# Dumbing Down



## Uncle Bob (Jul 29, 2010)

You know UB is bored when -----

I was thinking about improving/renewing my handwriting skills; and, was looking for a cursive writing tablet on the internet; when I came across the following; and thought it to be of interest:

http://www.techdirt.com/articles/20061023/172235.shtml

I also, understand that "diagraming sentences" is no longer taught;

http://grammar.ccc.commnet.edu/grammar/diagrams/diagrams.htm

Amazing new world; isn't it?

Uncle Bob


----------



## cda (Jul 29, 2010)

I heard that recently from a teacher.  Could not believe it

Especailly the way they text message spell

What are they going to do when they cannot get 5 of the 7 together to do a reboot::::::::

http://m.gawker.com/5598201/meet-the-seven-keymasters-who-can-restart-the-internet


----------



## ewenme (Jul 29, 2010)

Uncle Bob:

If you want a handwriting tablet, you'll have to go the stores that carry stuff for elementary school! I still diagram sentences when trying to figure out the paragraph long sentences you sometimes discover in code books and certainly in anything legalese. This post made me laugh out loud. Must be my age!


----------



## rktect 1 (Jul 29, 2010)

I'm traumatized just reading about sentence diagrams.


----------



## rshuey (Jul 29, 2010)

I am 34 and have no clue what sentence diagramming is?


----------



## FredK (Jul 29, 2010)

Sisters at the school I attended would be rolling in their graves. Think that's all they taught for the first 5 years.


----------



## vegas paul (Jul 29, 2010)

My mom was an English teacher... I thought every 5-year old practiced diagramming sentences for fun!


----------



## rktect 1 (Jul 29, 2010)

vegas paul said:
			
		

> My mom was an English teacher... I thought every 5-year old practiced diagramming sentences for fun!
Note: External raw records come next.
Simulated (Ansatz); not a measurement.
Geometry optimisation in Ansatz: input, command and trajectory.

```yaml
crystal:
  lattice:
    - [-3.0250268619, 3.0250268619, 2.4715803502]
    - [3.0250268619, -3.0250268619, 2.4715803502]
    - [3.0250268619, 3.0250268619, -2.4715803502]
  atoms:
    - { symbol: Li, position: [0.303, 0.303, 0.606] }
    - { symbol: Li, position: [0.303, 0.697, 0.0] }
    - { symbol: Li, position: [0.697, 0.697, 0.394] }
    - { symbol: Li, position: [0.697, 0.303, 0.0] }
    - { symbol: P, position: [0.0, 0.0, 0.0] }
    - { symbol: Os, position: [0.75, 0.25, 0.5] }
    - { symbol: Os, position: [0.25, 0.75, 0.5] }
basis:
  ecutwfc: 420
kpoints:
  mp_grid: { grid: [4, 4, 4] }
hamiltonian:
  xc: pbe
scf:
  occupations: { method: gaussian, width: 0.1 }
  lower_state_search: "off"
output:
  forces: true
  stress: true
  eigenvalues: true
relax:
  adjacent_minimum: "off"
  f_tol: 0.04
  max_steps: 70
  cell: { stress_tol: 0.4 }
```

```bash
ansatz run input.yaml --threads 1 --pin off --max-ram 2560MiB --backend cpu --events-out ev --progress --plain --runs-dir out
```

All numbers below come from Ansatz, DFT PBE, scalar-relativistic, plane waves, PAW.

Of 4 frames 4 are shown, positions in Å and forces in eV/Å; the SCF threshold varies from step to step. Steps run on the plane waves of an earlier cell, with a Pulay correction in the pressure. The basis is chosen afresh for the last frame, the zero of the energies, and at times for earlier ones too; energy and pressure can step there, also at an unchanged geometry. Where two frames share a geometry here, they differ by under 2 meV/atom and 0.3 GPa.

Mine too.  Probably why I'm traumatized over it.


----------



## FM William Burns (Jul 29, 2010)

Man......I'm dumb!


----------



## mtlogcabin (Jul 29, 2010)

I never got the hang of it and that is evident by most of what I post. My previous position I had a 22 year retired Senior Chief who was a flag writer as my administrative assistant he insisted I  give him double spaced rough drafts  of letters and reports and he would diagram portions of them in front of me ask if this is what I was trying to say and then come back with a final and boy did he make me sound good. I sure miss him


----------



## mmmarvel (Jul 29, 2010)

Beware the run-on sentence and the ever dreaded dangling participle


----------



## vegas paul (Jul 29, 2010)

Our mission...  To boldly split infinitives, where no one has split before...


----------



## Dr. J (Jul 29, 2010)

Those responsible for code language could use a good refresher in sentence diagramming.


----------



## Uncle Bob (Jul 29, 2010)

Dr J.,

"Those responsible for code language could use a good refresher in sentence diagramming."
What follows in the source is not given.